Deep reinforcement learning approximates policy function and value function through a deep learning multi-layer neural network, thereby solving the high-dimensional mapping problem caused by continuous high-dimensional state-action pairs [24]. The goal of agents is to maximize expected reward

J (π_{θ}) = E_{τ \sim π_{θ}} [R (τ)]

by continuously optimizing the policy

π_{θ}

, then the optimal policy is

π_{θ}^{*} = \underset{π_{θ}}{a r g m a x} E_{τ \sim π_{θ}} (\sum_{t = 0}^{\infty} γ^{t} r_{t})

(1)

where

r_{t}

represents the reward of agents at time

t

.

Deep reinforcement learning algorithms can be divided into following three categories [25], deep reinforcement learning based on value function, deep reinforcement learning based on policy gradient, and deep reinforcement learning based on the actor-critic (AC) framework. The DRL algorithm based on the structure of the AC framework uses the error of the value function to guide the policy update and improve the performance of the algorithm training. The policy

π_{θ}

is updated by policy gradient

\nabla_{θ} J (π_{θ})

of expected reward, the formula is as follows:

\nabla_{θ} J (π_{θ}) = E_{τ \sim π_{θ}} [\sum_{t = 0}^{T} \nabla_{θ} \log π_{θ} (a | s) R (τ)]

(2)

where

π_{θ} (a | s)

represents the actor Function and

R (τ)

represents the critic Function.

3.2. MADDPG Algorithm

Multi-Agent Deep Deterministic Policy Gradient algorithm [26] (MADDPG) is an improved Multi-Agent Reinforcement Learning algorithm based on the AC network framework, which can be considered as an extended application of the DDPG algorithm in a multi-agent environment. To solve the problem of non-stationarity in Multi-agent Training Process [27], the MADDPG pioneered the principle of centralized training and distributed execution (CTDE), that is, in the training stage, the MADDPG algorithm allows the agents to obtain global information during learning, only local information is used in the decision execution. The AC training framework can be seen as an actor network for policy exploration, critic network as an evaluator to evaluate the policy, and obtain the current optimal policy. The algorithm structure consists of actor network, critic network, target actor network and target critic network. The training framework of the MADDPG algorithm is shown in Figure 2. The MADDPG algorithm stores experience tuples through the experience replay mechanism:

D_{i} = (o_{1}, \dots, o_{N}, a_{1}, \dots, a_{N}, r_{1}, \dots, r_{N}, o_{1}^{'}, \dots, o_{N}^{'})

(3)

During the training process, experience tuples are stored in batches in the experience replay buffer, and the experience replay buffer extracts small samples of experience in stages and inputs them into the neural network for model training. This experience replay mechanism can reduce the degree of association between experience tuples, thus improving the neural network training efficiency. The MADDPG algorithm updates the action network of agents using the stochastic gradient descent method. The formula is as follows:

\nabla_{θ^{π}} J = \frac{1}{K} \sum_{j = 1}^{K} \nabla_{θ^{π}} π (o, θ^{π}) \nabla_{a} Q (s, a_{1}, a_{2}, \dots, a_{N}, θ^{Q})

(4)

In the formula,

o

and

a_{i}

represent the observation value and action of the

i

th agent respectively;

π (o, θ^{π})

represents the action of agent

i

obtained by inputting the observation value into actor network.

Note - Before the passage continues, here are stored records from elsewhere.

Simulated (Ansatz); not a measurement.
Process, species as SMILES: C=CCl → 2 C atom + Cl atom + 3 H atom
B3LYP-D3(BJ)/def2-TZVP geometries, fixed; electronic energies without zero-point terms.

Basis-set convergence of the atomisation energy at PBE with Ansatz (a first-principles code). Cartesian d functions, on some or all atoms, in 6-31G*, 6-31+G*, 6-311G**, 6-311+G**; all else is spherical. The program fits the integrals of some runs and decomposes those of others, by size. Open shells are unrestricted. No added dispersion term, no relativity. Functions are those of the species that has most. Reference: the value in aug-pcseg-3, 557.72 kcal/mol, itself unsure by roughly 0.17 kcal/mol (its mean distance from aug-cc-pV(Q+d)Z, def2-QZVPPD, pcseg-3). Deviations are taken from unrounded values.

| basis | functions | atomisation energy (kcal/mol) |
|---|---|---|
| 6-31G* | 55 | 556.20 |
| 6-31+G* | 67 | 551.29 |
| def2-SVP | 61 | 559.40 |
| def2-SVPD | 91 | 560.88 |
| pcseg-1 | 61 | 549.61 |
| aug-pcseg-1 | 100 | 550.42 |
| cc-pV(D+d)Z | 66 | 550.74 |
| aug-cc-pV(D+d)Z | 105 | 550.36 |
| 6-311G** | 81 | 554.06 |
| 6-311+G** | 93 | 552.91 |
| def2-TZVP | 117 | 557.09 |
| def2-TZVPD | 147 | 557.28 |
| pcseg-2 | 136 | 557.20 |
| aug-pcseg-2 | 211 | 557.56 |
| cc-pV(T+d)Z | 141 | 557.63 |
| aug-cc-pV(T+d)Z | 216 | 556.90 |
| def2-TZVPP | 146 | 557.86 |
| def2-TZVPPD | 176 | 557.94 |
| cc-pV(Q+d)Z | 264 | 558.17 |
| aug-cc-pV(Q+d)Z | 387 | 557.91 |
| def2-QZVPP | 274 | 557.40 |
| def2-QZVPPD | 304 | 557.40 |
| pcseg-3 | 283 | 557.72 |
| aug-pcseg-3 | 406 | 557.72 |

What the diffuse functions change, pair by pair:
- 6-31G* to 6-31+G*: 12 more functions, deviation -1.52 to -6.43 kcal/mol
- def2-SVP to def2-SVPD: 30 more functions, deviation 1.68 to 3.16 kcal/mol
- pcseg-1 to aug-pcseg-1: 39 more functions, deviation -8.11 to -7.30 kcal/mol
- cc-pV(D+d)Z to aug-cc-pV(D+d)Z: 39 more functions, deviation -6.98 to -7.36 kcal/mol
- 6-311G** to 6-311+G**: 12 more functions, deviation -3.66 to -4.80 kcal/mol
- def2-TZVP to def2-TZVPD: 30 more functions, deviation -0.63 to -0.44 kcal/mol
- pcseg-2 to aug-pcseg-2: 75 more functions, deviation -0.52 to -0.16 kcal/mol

The critic network of agents is iteratively updated as follows to minimize the loss function:

L = \frac{1}{K} \sum_{j = 1}^{K} {(y_{j} - Q (s_{j}, a_{1}, a_{2}, \dots, a_{N}, θ^{Q}))}^{2}

(5)

In the formula, the function

y

represents the cumulative average reward of agent

i

in the target actor network.

The network parameters of target actor network and target critic network are replicated and updated in stages:

θ_{i}^{'} = τ θ_{i} + (1 - τ) θ_{i}^{'}

(6)

In the formula,

τ

represents the control parameter of the network parameter updating frequency, which can stabilize the parameter network update process.

θ_{i}^{'}

represents the target network parameter of the ith agent, and

θ_{i}

represents the initial network parameter of the ith agent.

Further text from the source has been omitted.